(SCMP) A Chinese government official is caught in bed with a blonde mistress. A communist cadre who stuffs his apartment with banknotes. And a “deputy state-level” leader who ferociously resists a disciplinary probe.
All these were scenes aired to a billion television viewers last week in China’s answer to House of Cards.
Like the American political drama starring Kevin Spacey, the Chinese series, In the Name of The People, proved popular among viewers and critics alike, receiving 170 million views by Tuesday for the first 10 episodes on Iqiyi.com, one of the mainland websites and television channels licensed to broadcast it.
The series is built around fictional internal power plays within the ruling Communist Party as well as the lifestyles of senior officials, although it ultimately hails the anti-corruption campaign of Chinese President Xi Jinping and his key ally, Wang Qishan.
What is extraordinary about the series is that has broken China’s decade-long ban on anti-corruption-themed dramas being aired in prime time slots and it is the first television drama to paint a “deputy state-level” communist leader as a villain.
It doesn’t go as far as House of Cards to feature the president, but it has gone farther than any Chinese political drama to date.
China’s media watchdog decided to curb the genre in 2004 because it exposed excessive details of corruption, even imaginary ones, which Chinese officials thought could undermine public confidence in the ruling party.
The production and broadcasting of In the Name of The People on prime-time screens, therefore, reflects Beijing’s growing confidence that it is able to control the anti-corruption narrative and convince the public that one-party rule can also be clean.
The crackdown on corrupt officials and the incessant calls for party members to be clean has been a hallmark of Xi’s political project in his first five-year term as party general secretary.
Since his ascent to power in late 2012, an estimated 1.2 million officials have been punished for corruption, including the chief of staff of his predecessor Hu Jintao and two vice-chairmen of the Central Military Commission who served together.
In a speech in September 2015 in Seattle, Xi said his fight against “tigers and flies” – big and small players – reflected of the public’s will and was not a political purge.
“There’s no power struggle, nor anything similar to House of Cards,” Xi said.
The party’s disciplinary watchdog under Wang, the Central Commission for Discipline Inspection (CCDI), has already made two documentaries hailing the campaign.
While the documentaries were eye-popping – featuring toppled provincial officials tearfully confessing in public – the powerful CCDI is trying to grab the attention of the general public, especially young people who prefer to watch TV dramas online rather than dry political documentaries on state television.
In June 2015, a team from the CCDI propaganda department visited the Film and Television Centre of the Supreme People’s Procuratorate and the State Administration of Press, Publication, Radio, Film and Television, demanding more anti-corruption TV series and movies to be made, according to Fan Ziwen, a deputy director at the centre, which was a producer of In the Name of The People.
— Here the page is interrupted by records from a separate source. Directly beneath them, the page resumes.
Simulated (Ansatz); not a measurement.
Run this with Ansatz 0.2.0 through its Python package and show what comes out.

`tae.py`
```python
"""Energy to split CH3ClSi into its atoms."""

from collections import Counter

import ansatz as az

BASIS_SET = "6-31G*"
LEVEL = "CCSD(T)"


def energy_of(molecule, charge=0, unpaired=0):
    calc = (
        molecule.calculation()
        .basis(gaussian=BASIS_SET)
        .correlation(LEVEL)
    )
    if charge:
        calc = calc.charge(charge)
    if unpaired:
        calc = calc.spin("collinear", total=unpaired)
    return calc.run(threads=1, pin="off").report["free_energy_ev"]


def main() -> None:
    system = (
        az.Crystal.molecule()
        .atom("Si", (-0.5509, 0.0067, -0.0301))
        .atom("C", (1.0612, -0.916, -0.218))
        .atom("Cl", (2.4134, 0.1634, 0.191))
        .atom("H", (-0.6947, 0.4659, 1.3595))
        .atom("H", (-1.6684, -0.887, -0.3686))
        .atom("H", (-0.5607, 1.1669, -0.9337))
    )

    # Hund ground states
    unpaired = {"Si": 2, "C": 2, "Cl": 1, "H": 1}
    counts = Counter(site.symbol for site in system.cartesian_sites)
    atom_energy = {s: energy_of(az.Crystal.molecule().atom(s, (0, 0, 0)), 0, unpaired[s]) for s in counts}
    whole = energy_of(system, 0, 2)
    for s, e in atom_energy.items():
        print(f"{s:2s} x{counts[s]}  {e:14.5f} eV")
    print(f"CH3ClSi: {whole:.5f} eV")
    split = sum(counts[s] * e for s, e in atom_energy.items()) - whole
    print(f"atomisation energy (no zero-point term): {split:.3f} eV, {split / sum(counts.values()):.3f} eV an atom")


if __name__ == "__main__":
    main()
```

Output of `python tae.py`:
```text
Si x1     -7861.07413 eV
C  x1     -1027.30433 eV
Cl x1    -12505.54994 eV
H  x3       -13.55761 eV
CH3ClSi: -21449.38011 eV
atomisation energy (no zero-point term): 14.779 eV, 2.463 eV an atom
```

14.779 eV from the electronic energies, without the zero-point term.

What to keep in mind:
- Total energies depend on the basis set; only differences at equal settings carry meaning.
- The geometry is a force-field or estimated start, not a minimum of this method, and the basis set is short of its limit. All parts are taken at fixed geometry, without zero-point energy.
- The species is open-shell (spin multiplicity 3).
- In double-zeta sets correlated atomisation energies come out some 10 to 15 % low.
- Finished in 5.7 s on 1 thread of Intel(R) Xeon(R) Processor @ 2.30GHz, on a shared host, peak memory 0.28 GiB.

Zhou Meisen, a renowned writer of political novels and dramas, was chosen to write the script.
In an interview with Beijing Daily, Zhou said unlike his previous anti-corruption dramas, the production struggled to find backing from state-owned companies.
Series’ director Li Lu said the big state-owned enterprises were not willing to invest because of the long absence of successful anti-corruption dramas in the market and the sensitivity of the theme.
In the end, the show was bankrolled by five private companies, none of which had invested in a television series before, Li said.
Its portrayal of power groups inside the party, such as “secretary gang” and the “political legal affairs gang”, echo real fallen political factions led by former president Hu Jintao’s disgraced personal secretary Ling Jihua and former Politburo Standing Committe member Zhou Yongkang, one of the country’s most powerful men.
A wall of stacked banknotes reminds the audience of Wei Pengyuan, a former deputy director of the coal department at the National Energy Administration, who hid cardboard boxes brimming with cash stuff underneath a bed mattress in his otherwise empty apartment in Beijing.
Many lines from the drama have found their way into common usage, such as “people toast him not because he is a good person, but because he has power”.